Rupert Murdoch
Rupert Murdoch's Times of London is facing a claim for exemplary damages after admitting hacking into the email of an anonymous police blogger to expose his identity, lawyer Mark Lewis told Reuters on Friday. REUTERS

(Reuters) - Rupert Murdoch's Times of London is facing a claim for exemplary damages after admitting hacking into the email of an anonymous police blogger to expose his identity, lawyer Mark Lewis told Reuters on Friday.

Lewis, of law firm Taylor Hampton and representing police detective Richard Horton, said Horton had filed for misuse of confidential information, breach of confidence and deceit at London's High Court this week.

The Times exposed Horton as the author of the blog, in which he wrote about police work under the name NightJack, in 2009. Horton had sought an injunction to protect his anonymity but lost his case.

Judge David Eady ruled that the unmasking of Horton was in the public interest.

The Times did not disclose at the time that it had obtained the information about Horton's identity through email hacking, and its reporter implied he had discovered it through publicly available information on the Internet.

Rupert Murdoch's British newspapers, part of his News Corp media empire, are at the centre of several criminal investigations for phone hacking, computer hacking and bribery.

The matter blew up into a national scandal last July when it emerged that the News of the World tabloid had hacked into the voicemails of missing schoolgirl Milly Dowler, who was later found murdered.

Lewis, who is also the Dowler family's lawyer, said Horton now contended he would have won his case had it been disclosed that the information was obtained through email hacking, for which there is no public interest defense.

He would have got his injunction but for the false evidence, and he would have been anonymous, Lewis said.

Horton is seeking aggravated damages and exemplary damages. Lewis declined to estimate how large these might be, saying he was not aware of any legal precedent.
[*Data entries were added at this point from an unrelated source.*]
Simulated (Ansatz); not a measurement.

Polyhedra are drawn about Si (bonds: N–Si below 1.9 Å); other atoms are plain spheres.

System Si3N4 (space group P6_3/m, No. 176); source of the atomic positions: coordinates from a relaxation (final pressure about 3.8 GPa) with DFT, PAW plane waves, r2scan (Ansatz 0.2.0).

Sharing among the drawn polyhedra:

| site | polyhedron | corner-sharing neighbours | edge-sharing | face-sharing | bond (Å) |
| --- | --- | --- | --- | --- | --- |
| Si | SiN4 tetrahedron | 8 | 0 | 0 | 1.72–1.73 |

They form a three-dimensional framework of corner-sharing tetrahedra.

The editor of the Times, James Harding, apologized in February for the email hacking when he gave evidence to the Leveson Inquiry, a judge-led inquiry ordered by Prime Minister David Cameron at the height of the phone-hacking scandal.

The Times reporter, Patrick Foster, has left the newspaper.

Rupert Murdoch and his son James are also expected to be called as witnesses to the Leveson Inquiry later this month.

News International, News Corp's British newspaper arm, confirmed that the claim had been filed and declined to make any further comment.